Recipes with Kate Humble

Kate Humble standing in a garden wearing a gilet

By Kate Humble

If you are dreading the long, dark days of winter, I’ve got this little bit of advice for you: don’t fight nature! Embrace the season, keep your feet warm and eat well. Spring will be here soon!

There are certain things that I will always associate with my grandmother, Paddy. Rich Tea biscuits, which she would have with her morning tea before she got up. House coats. Chocolate buttons. Gin and Tonic. And, curiously, mushrooms on toast. I say curiously, because I can’t actually remember her ever making them for me, but for reasons long forgotten, she and that glorious smell of mushrooms frying in butter are synonymous. I would love to say that I spend every Autumn morning out in the fields foraging the mushrooms I then cook up for breakfast, but it would be a lie. My knowledge of mushrooms is woeful and my fear of picking, cooking and eating something that looks innocuous but is actually deadly is – reassuringly for everyone I hold dear – enough to stop me trying. Every year I promise myself I will join my brilliant mushroom expert friend Simon on a forage, and then time does its thing, and the season is over once again. So, you can use any mushrooms you like here, foraged from your local woods and fields or from the shelves of your local supermarket.
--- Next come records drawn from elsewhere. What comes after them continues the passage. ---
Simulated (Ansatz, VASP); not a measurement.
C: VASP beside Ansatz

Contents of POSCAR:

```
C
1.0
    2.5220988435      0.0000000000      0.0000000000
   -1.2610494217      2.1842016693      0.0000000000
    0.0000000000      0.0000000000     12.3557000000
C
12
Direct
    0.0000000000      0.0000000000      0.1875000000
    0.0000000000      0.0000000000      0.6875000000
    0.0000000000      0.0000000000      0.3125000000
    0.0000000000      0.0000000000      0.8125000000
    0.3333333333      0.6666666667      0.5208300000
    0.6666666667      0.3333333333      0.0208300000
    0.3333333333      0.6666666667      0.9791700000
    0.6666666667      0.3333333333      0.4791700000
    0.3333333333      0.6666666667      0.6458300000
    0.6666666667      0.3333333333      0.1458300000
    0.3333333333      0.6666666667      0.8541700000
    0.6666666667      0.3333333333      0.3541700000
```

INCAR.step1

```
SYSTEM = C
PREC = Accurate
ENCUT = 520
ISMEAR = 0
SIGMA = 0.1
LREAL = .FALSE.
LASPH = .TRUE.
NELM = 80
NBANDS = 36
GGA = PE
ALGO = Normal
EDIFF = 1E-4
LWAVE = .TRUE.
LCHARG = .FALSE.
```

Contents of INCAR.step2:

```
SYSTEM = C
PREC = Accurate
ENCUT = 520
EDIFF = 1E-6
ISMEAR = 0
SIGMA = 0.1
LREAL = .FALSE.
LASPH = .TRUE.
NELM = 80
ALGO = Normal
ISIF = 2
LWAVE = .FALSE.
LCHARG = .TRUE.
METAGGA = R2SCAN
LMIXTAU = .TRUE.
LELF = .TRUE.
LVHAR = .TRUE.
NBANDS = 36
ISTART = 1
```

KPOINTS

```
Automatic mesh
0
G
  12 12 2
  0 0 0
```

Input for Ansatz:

Kate Humble sat on a trailer with two dogs

Mushrooms on Toast 
Serves 1 
A knob of butter 
1 clove of garlic 
150g mixed mushrooms (this looks like a lot of mushrooms, but they shrink a lot when cooking, plus they are so delicious you don’t want to scrimp) 
A good sprinkling of chopped parsley 
Crème Fraiche (optional) 
Salt & Pepper

Toast to serve – Your lovely, buttery mushrooms deserve a thickish slice of toast to languish on, I think. I’d go wholemeal, but you can choose whatever you like, as long as it is not white and flabby. 
Melt the butter with a glug of oil in a large frying pan over a medium heat. Crush or grate the garlic into the pan and let it soften but not brown. 
Cut up any of the mushrooms that are really big, but leave them quite chunky. Add them to the pan. Stir them gently every now and then so they cook evenly. They’ll start to release some of that lovely, fragrant juice which mixes so deliciously with the butter. When the mushrooms are starting to soften, (after 3-4 minutes) put your toast on. 
Sprinkle most of the parsley over the mushrooms (leaving some for the end), a good pinch of flaked sea salt and a few grinds of black pepper. If you want to add crème fraiche (I don’t, but some do) do it now. 
Turn down the heat and let the mushrooms bubble quietly until your toast is ready. It is up to you and your conscious whether you want more butter on your toast, but whatever you chose, pile on the mushrooms and all their garlicky, buttery juices, sprinkle with more parsley and tuck in.